No, no, no. You *don't* need Stackless-ness to implement
Icon-style generators. CPython *could* have been made to
do them (although it would have been a lot of work).

However, as Tim pointed out in another post, Python's
generators can actually do something that Icon's can't:
you can have multiple Python generators on the go in
parallel. This is possible because it uses a sort of
one-level-deep version of Stackless-ness, keeping a
Python frame object around for each active generator.

So, although you lose something the Python way, you
gain something too. This is another reason why it's
a bit misleading to call Python's generators "simpler"
than Icon's.

Greg Ewing

greg

unread,
Aug 16, 2002, 5:16:15 AM8/16/02
to
David Eppstein wrote:
>
> Suppose you have a long call chain of "yield every" statements
> -- say the length of the chain is L. Then the obvious
> implementation is to simply expand each "yield every x" statement into
> "for i in x: yield i". But, this would incur O(L) overhead for each
> generated item.

I have an idea about this, which I hope I'll get around to
following up. I *think* it will be possible to optimise
"yield every x" in the case where x is a generator-iterator,
to eliminate the call chain.

This would be done by keeping a stack of active generator-
iterators somewhere (not exactly sure where yet). When you
hit a "yield every", you push the sub-generator-iterator
onto the stack, so that subsequent yields go directly to
the most recent one. When it is exhausted, you pop the
stack and try to resume the next most recent one. When
the stack is empty, you raise StopIteration.

Greg Ewing

greg

unread,
Aug 16, 2002, 5:32:14 AM8/16/02
to
Tim Peters wrote:
>
> The syntactic sugar is different in that Icon's "suspend" *implies* "every",
> but in Icon too a generator can return a result only to its immmediate
> caller (ditto in CLU).

(Presumably by "every" here you're talking about the proposed
Python "yield every", not the Icon "every".)

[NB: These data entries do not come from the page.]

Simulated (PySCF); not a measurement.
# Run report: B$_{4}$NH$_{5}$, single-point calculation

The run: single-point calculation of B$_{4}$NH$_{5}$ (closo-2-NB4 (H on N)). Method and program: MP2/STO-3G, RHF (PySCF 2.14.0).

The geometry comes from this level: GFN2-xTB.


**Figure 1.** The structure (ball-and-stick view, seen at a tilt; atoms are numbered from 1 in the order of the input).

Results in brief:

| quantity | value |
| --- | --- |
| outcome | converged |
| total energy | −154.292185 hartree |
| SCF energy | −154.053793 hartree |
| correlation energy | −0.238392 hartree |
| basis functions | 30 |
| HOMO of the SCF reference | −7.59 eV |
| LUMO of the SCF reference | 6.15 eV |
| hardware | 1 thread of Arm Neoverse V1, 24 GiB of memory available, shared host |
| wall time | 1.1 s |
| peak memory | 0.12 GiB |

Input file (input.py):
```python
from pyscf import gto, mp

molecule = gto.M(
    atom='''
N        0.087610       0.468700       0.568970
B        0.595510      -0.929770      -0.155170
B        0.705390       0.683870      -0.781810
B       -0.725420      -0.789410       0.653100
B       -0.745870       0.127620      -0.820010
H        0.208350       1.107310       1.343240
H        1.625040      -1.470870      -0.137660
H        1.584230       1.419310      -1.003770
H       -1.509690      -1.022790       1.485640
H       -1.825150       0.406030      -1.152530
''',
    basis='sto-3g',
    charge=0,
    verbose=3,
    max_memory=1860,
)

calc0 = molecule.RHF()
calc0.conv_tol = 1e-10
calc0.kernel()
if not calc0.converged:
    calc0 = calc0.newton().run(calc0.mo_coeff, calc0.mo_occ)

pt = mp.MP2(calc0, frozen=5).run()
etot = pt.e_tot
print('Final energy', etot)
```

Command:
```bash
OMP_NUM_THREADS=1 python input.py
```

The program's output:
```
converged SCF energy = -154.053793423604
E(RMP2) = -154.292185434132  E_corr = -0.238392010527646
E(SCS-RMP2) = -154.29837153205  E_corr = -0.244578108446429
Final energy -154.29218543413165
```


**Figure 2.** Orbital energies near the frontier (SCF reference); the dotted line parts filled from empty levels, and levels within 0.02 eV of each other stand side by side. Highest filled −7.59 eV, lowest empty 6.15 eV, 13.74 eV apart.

That's one way of thinking about it, I suppose, but it may not
be the best one for getting your head around how Icon works.
In Icon, calling, suspending and returning actually all
transfer control in the same direction -- *down* the call
stack. The only time you go *up* the call stack is when
you fail!

It's confusing trying to compare two languages when simple
words like "return" can mean quite different things...

Greg Ewing

Neil Schemenauer

unread,
Aug 16, 2002, 10:35:32 AM8/16/02
to
David Eppstein wrote:
> Tim has proposed a "yield every x()" syntactic-sugar that would allow
> you to take a generator factory x and use it as if it were a
> subgenerator. This seems a reasonable idea, but there is an efficiency
> argument for having a direct syntax for subgenerators:

I think that depends on how 'yield every' works. Does it require a
generator-iterator or just any iterator? Also, does it allow the
generator-iterator to be passed? For example,

def grange(n):
for i in xrange(n):
yield i

def grange_wrapper():
return grange()

def a():
yield every grange(10)

def b():
yield every grange_wrapper(10)

def c():
yield every range(10)

do 'a', 'b', 'c' all work?

Neil

Tim Peters

unread,
Aug 16, 2002, 10:31:44 AM8/16/02
to
[Tim]

> There was a lot of discussion of this at the time (dig into the
> iterators mailing list archive). We decided to keep Simple
> Generators, well, *simple*, to start with.

[Greg Ewing]


> I don't agree with the characterisation of Python generators
> as "simpler" than Icon ones (from the user's perspective).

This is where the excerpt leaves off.